For the past two years we've been schlepping to the laundromat with clothing, soap, and entertainment gear in hand. Did you know they use re-loadable swipe cards now? Instead of cash? Meanwhile, I didn't know DH was checking to see if either of the appliances had come back from the dead, but a few weeks ago he sprung this info on me, that being the aforementioned dryer.

Me: happy dance.

It appears that by this weekend we'll also have lucked into a washing machine.

Me: happy dance, including a few tap moves.

I'm sure it's a basic run-of-the-mill washing machine but that's more than acceptable as long as it resides in my house and sitting atop two courses of cement blocks.

Right, then, on to other life tasks. Like taxes.

Tuesday, January 25, 2011

What Sunday Morning Looks Like

Whilst I browse my favorite department store, I didn't buy anything. This time.

Saturday, January 22, 2011


The cussing heat pump is rattling like a jar of pennies and we think a bearing is on it's way to the big HVAC in the sky, so we've turned that heat pump off. Good news: two zones! so the second floor is comfortable. Bad news: it's about 50 degrees down on the first floor. Maybe colder. Really chilly down there. Instead of catching up on our Tivo recordings (downstairs) we're hanging out in my lair (upstairs).

Help me name my office/craft room/place where I spend 8+ hours of my day Monday thru Friday. I telecommute from this room. My knitting stash is here. My spinning stash is here. Sometimes my spinning wheel is here, too, but lately it's been in the dining room. My silversmithing equipment is here. My sewing equipment is here. My flutes and music are here. My ginormous Ikea Galant desk is here. And right now I am here. It's a good big room. It has no name. Calling it "my office" sounds a little pretentious. "My room" sounds presumptuous, although it is my room and DH has his room/office/playroom wherein resides his computer(s), misc electronics, big honkin' man desk, theatrical paraphernalia, and Yamaha keyboard.

I also need a name for my spinning wheel. I've been referring to it as Betty but that just doesn't have the right ring. Also, I would like to tattoo the wheel. Or, paint tattoo-type images of Koi and Japanese waves and things.

I don't know why I like this so much: So Now You Know: World's Heaviest Snow Plow, but this blogger shared an amusing caption written for an old wood block print: Cupcakes?

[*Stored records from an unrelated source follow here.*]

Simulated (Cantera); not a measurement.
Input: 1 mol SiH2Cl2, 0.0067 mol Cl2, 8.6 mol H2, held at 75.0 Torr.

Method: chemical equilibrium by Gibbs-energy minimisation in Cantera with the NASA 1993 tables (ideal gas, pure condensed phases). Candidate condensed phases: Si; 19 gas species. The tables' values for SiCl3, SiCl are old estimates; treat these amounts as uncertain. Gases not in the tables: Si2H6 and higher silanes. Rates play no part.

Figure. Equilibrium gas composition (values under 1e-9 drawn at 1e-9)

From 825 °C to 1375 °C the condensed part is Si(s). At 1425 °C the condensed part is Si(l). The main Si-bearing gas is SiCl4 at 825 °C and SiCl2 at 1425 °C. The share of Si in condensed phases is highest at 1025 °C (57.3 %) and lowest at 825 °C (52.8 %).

I upgraded my laptop to Windows 7 last week. As if I didn't already have enough on my plate what with trying to launch that darned scorecard I mentioned in the last post I wrote in 2010, oh back in August. Yes, since that time I've been pushing developers, negotiating with stakeholders, and writing project documentation all in a race to launch a new online executive scorecard before the end of the calendar year. We would have made it, too, if one of the developers hadn't (a) resigned and (b) failed to actually complete (like he said he did) some key components of said scorecard prior to leaving. He was supposed to leave at the end of December and decided to leave ten days early. What a smeg head. I worked over my Christmas vacation on this. My manager worked over her Christmas vacation on this. We discovered last week that even if the defects we found had been resolved by 12/31, we never would have been able to launch it because, lo and behold, our erstwhile developer did not build the space on the production web server and the new owner of the web server says "oh no, server not stable, can't use it, go elsewhere." No amount of escalation was able to break through that barrier. We have a solution, we repoint the URL to a different web server (found one, owner says "sure, come on in, mi casa su casa," then build the new space, load the code, and test. It was an eventful week.

But you know what? It's friggin' done. The code is complete, all the functions work, the interface is as clean as my stakeholders have allowed (we disagree about flashy thingies) and I'm getting ready for a JAD session to design requirements for the next release. I gave life to this monster but did I mention I have to feed and water it? And, I expect that sometimes it will poop on the floor and I'll most certainly step in it. This has been an enormously valuable learning experience. I've learned that it's okay to break an egg as long as you say "yep, my egg. Does anyone have a towel?"

I wonder how many other metaphors I can mix and destroy tonight. DH will be counting.

I need to upload pictures but there are obstacles. Windows 7 upgrade. Right. Photoshop isn't loaded, but I'll probably do that tonight before bed. MyPad won't sync with iTunes on the laptop. It wasn't syncing before the upgrade so not a step backward. I have an assortment of lovely photos on the iPad from Christmas and, lamer that I am, might have to...I don't know...upload them to a cloud and then download them back again. Google Docs might be the ticket and I haven't tried that yet.

Cya anon.

Wednesday, January 12, 2011

New Year, New Blog Goal

That being "do more blogging." We'll see how that works out. I sure do like the idea of doing this while sitting in bed, though, and it might be the perfect incentive.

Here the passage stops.